UKPLab / sentence-transformers

State-of-the-Art Text Embeddings
https://www.sbert.net
Apache License 2.0
15.16k stars 2.47k forks source link

Best practice to domain adapt a Multi Lingual Model? #1503

Closed cm2435 closed 1 year ago

cm2435 commented 2 years ago

Hello!

I'm currently working to try create a Legal large language model that can make text embeddings of Legal text across a range of languages, namely english, spanish, french and german primarily.

I'm trying to research best practice for this.

I was thinking of starting with either

  1. LegalBert (A model family domain adapted to Legal knowledge https://arxiv.org/abs/2010.02559) and then following 'Making Monolingual Sentence Embedding Multilingual using Knowledge Distillation' https://arxiv.org/abs/2004.09813

or

  1. Starting with a multilingual base model that has been finetuned for semantic similarity like 'distiluse-base-multilingual-cased' and doing unsupervised domain adaptation using TSDAE https://arxiv.org/abs/2104.06979 on a multilingual corpus.

or

  1. A paper that does multilingual domain adaptation that adds domain knowledge whilst preserving the similarity of words in different languages (I'm not familiar with one but I would happily have one pointed out if anyone knows one.)

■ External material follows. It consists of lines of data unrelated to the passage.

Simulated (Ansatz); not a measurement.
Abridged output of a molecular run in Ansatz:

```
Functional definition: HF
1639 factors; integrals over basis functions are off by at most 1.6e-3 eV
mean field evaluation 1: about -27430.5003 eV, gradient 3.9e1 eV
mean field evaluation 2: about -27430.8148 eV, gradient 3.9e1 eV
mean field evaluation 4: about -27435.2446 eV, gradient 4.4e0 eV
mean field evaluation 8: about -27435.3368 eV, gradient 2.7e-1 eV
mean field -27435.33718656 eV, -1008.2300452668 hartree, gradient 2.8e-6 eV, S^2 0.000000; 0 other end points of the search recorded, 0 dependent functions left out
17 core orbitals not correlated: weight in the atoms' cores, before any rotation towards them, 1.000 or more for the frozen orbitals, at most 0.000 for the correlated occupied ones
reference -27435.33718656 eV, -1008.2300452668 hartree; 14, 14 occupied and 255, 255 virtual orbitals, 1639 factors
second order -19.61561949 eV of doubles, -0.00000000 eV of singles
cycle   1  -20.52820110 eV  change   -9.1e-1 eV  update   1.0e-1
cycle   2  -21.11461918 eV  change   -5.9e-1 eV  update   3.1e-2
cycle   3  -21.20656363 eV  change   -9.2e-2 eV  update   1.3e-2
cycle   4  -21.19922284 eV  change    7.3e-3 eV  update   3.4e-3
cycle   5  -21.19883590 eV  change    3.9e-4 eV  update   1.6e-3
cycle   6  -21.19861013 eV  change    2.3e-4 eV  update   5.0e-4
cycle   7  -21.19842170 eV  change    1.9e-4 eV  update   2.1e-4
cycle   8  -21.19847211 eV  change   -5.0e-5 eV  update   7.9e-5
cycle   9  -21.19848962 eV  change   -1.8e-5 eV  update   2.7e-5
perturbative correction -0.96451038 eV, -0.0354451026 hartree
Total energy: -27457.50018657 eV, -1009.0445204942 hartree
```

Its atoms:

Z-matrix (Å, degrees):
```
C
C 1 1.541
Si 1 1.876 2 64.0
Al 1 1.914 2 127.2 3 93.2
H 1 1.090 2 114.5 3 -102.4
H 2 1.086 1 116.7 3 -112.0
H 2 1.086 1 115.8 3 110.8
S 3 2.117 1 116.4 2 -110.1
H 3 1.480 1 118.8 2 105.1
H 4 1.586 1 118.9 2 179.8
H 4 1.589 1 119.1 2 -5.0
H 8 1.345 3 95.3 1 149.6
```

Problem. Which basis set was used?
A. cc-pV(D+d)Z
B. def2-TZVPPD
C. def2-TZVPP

My main concern is that if I take a model that is Strong at legal understanding and change the objective (legal bert to multilingual, would the model undergo catastrophic forgetting of either the Legal Domain knowledge or if visa versa, would the model lose it's multilunguality as it gains domain knowledge? And if so, do I need to make a training scheme that optimizes these jointly?

Any help would be hugely appreciated, thanks for reading

wilfoderek commented 1 year ago

Any advances in your research buddy?

cm2435 commented 1 year ago

@wilfoderek In the subdomain of legal models or for multilingual niche language models as a whole?